# Integrability question: intro to analysis

1. Nov 11, 2008

1. The problem statement, all variables and given/known data
find the integral of f(x) = x by finding a number A such that L(p,f) <= A <= U(p,f) for all partitions p of [0,1].

where a partition p of an interval [a,b] is of the form {x0,x1, ... , xn}

2. Relevant equations

L(p,f) is the lower sum of f with respect to the partition p. In this case f is increasing so
L(p,f) = $$\sum_{i=1}^{n} x_{i-1}*(x_{i}-x_{i-1})$$
and
U(p,f) = $$\sum_{i=1}^{n} x_{i}*(x_{i}-x_{i-1})$$ is the upper sum of f with respect to partition p.

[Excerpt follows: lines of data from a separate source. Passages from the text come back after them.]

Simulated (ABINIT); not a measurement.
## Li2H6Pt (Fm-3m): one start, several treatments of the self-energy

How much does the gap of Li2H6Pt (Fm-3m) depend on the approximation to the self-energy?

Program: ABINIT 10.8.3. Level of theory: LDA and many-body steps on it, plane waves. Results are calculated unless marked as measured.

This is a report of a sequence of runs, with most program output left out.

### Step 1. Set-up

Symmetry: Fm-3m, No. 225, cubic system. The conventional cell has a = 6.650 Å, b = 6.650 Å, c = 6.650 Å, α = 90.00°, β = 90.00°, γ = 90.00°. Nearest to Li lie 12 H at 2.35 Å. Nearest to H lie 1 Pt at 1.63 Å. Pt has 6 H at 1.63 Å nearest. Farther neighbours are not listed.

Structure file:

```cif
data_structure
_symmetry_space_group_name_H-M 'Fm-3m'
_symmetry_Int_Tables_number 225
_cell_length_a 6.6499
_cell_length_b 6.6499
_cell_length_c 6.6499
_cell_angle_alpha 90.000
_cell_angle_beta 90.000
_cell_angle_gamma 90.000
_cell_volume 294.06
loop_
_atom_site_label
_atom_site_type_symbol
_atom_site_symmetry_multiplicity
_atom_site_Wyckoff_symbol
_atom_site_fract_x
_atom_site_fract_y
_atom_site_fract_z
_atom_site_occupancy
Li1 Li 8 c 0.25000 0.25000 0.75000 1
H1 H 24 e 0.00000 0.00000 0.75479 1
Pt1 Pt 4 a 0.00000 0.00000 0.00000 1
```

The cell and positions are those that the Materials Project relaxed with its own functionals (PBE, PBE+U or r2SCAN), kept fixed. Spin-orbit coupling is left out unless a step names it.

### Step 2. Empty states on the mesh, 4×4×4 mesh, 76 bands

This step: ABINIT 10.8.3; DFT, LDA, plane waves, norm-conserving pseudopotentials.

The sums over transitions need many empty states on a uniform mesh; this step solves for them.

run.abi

3. The attempt at a solution

What I thought would work is to show inductively that L(p,f) is less than 1/2 and the U(p,f) is greater than 1/2. But then I get stuck at how to use the recursive step.

StepI: L(p,f) = 0*(1-0) = 0 < 1/2
StepII: Assume $$\sum_{i=1}^{n} x_{i-1}*(x_{i}-x_{i-1})$$ <= 1/2. To prove $$\sum_{i=1}^{n+1} x_{i-1}*(x_{i}-x_{i-1})$$

Then here is where I am stuck. How do I inject an extra value into this partition. I guess that the sum from 1 to n+1 above should be less than something which equals the inductive hypothesis which is less than 1/2, but I don't know what trick to use to get there.

Can anyone maybe clear this up, or if there is a perhaps better way to do this, hint me in a different direction. Thank you greatly in advance!

Last edited: Nov 12, 2008
2. Nov 11, 2008

### Staff: Mentor

One comment.
The first term in your lower sum has $$x_{i-1}$$ in it, when i = 1, which means that it is referring to $$x_{0}$$. There is no such term in your partition.

3. Nov 12, 2008

You are right. I meant P = {x0,x1,...,xn}. I fixed it above. Note also that x0 should equal 0 and that xn (or x_(n+1)) should equal 1. Thank you.

4. Nov 12, 2008

### Staff: Mentor

After thinking about this some more, I've come up with something that might be of help. Use a partition that is equally spaced, with each subinterval of length 1/n. If someone has a quibble that you need to show this for any partition P, just specify n large enough so that all your subintervals are smaller than the smallest subinterval in the other partition.

Let P = {0, 1/n, 2/n, 3/n, ..., (n-1)/n, n/n = 1}
A lower bound for the area beneath y = x is given by:

L_n = 0*1/n + 1/n * 1/n + 2/n * 1/n + ... + (n - 1)/n * 1/n

Here, I'm using the y-values at the left end of each subinterval, since we're dealing with a monotonically increasing function.

The sum above has n terms, where 1/n is present twice in each term, so it can be factored out.

$$L_n = \frac{1}{n^2} [0 + 1 + 2 + 3 + ... + (n - 1)]$$
So $$L_n = \frac{1}{n^2} \frac{n(n - 1)}{2}$$, using the well-known fact that the sum of the first (n - 1) integers is n(n - 1)/2. [A perhaps more well-known fact is that the sum of the first n integers is n(n+1)/2.]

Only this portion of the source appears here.